Press release

Hew Locke’s Monumental New Sculptures Now on View on The Met Facade

Exhibition Dates: September 15, 2022–May 22, 2023 
Exhibition Location: The Met Fifth Avenue Facade

The acclaimed Guyanese-British artist Hew Locke has created four new sculptures for The Met Fifth Avenue's facade niches, marking the third in a series of site-specific commissions for the exterior of the Museum. Fashioned into the shape of trophies—emblems of competition and victory—and covered with a thin layer of gilding, the works, collectively titled Gilt, reflect on the exercise and representation of power. Featuring details inspired by objects in The Met collection, Gilt leverages the relationship between guilt and gold (gilt) across 3,000 years of art history, exploring the routes objects travel over time, as well as the material and symbolic values that accrue to them as they change hands. 

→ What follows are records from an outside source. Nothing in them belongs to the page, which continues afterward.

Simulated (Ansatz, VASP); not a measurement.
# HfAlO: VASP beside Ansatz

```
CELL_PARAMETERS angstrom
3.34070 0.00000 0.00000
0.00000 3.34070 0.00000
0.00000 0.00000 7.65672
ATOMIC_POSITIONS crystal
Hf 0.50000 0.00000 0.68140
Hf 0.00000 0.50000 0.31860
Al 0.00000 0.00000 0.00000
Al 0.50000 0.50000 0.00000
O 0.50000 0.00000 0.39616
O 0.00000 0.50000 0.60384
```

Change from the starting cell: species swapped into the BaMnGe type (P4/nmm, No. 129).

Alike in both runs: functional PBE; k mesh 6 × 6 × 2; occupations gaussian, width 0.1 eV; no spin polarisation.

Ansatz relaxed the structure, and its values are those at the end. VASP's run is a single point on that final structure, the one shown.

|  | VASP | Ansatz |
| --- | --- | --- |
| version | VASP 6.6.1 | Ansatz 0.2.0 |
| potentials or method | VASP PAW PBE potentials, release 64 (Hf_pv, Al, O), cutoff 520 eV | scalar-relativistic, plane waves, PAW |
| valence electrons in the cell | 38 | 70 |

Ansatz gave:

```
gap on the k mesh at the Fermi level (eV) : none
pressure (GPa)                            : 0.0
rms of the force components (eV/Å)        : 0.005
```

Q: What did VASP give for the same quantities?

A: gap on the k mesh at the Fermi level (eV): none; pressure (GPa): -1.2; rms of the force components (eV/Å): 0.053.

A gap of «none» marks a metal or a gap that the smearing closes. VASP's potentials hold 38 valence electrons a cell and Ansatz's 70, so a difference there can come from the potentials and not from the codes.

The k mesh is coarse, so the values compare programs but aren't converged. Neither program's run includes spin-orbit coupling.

The Facade Commission: Hew Locke, Gilt is on view through May 22, 2023.

The exhibition is made possible by the Jane and Robert Carroll Fund, 
Art Mentor Foundation Lucerne, and Cynthia Hazen Polsky and Leon B. Polsky.

“Hew Locke creates powerful, dynamic and beautiful work that deals with serious subject matter such as race, power, migration, and greed. The four trophies he has created for the facade reference The Met collection while also offering new narratives and untold stories across histories, geographies, and artistic styles,” commented Max Hollein, Marina Kellen French Director of The Met. “This annual commission is incredibly important to the Museum, as the works that occupy The Met’s facade niches serve as public ambassadors for the institution, welcoming visitors and passersby alike. We know that all will be dazzled by Locke’s work.” 

Rooted in his study of both art history and political history, Locke’s practice is premised on appropriation, juxtaposition, and recombination. Assemblage, in which disparate materials from disparate places and times collide, is key to his work. As with Gilt, Locke’s primary materials are readymade: he relies heavily on an inventory of found images and symbols, from trophies and coats of arms to works of art, warships, public sculptures and so on. The two largest sculptures that flank the Museum’s main entrance, Trophy 2 and Trophy 3, feature details drawn from six objects in the Museum’s collection. And they themselves are reliefs—facades—propped up at the back by stainless steel braces. The outermost sculptures, Trophy 1 and Trophy 4, each appear to be fragments of a trophy and are meant to seem damaged, as if they have fallen victim to acts of violence and desecration. 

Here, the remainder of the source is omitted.